Tuesday, March 19, 2013

Ep. 7: The lessons we learn and the day it snowed in San Jose, 37 years ago


Growing up in California, snow was simply something you 
enjoyed while you were on a family vacation every other year 
in Lake Tahoe. Pictured here, in 1978, are a ultra-geeky me 
with snowball in hand, my father, and siblings

Tuesday, March 19, 2013:

Getting up at 6 AM to shovel snow beats yoga any day.

I had been lamenting the fact that I haven’t used my mats in over six months (one hangs behind my office door; the others are neatly wound up in an umbrella stand at home), when nature called me to action and satisfied my yearning at 6 AM this morning.

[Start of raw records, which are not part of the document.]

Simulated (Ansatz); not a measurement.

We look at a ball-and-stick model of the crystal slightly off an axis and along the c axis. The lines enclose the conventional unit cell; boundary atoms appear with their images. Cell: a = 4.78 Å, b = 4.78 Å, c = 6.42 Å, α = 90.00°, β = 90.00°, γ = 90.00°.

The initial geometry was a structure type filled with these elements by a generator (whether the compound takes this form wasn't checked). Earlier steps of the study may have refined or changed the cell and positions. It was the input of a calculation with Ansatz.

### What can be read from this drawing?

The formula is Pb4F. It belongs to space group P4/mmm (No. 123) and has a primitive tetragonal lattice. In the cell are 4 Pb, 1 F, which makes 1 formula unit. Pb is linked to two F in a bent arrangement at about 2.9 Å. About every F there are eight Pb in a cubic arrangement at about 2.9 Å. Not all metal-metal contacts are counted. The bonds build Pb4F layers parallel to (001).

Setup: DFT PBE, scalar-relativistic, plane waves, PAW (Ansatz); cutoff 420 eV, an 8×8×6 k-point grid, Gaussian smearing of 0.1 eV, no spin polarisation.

Apart from the sore back one gets from hand-plowing and heaving a corner lot, admittedly the task of shoveling sidewalks was as satisfying as successfully bending over backwards for an Urdhva Dhanurasana (try saying that ten times fast), the yoga pose otherwise known as the Full Wheel or Full Backbend.

The first time I had to shovel snow I wasn’t so gracious about it; the second time God taught me a lesson about being more appreciative for the little that is asked of us.

In 2002, with my first wife, two-and-a-half year old and newborn in tow, we moved into a house on a corner lot in Bloomfield, New Jersey. I soon begrudged the thought and task of my obligation to clear a path on freezing, snowy mornings.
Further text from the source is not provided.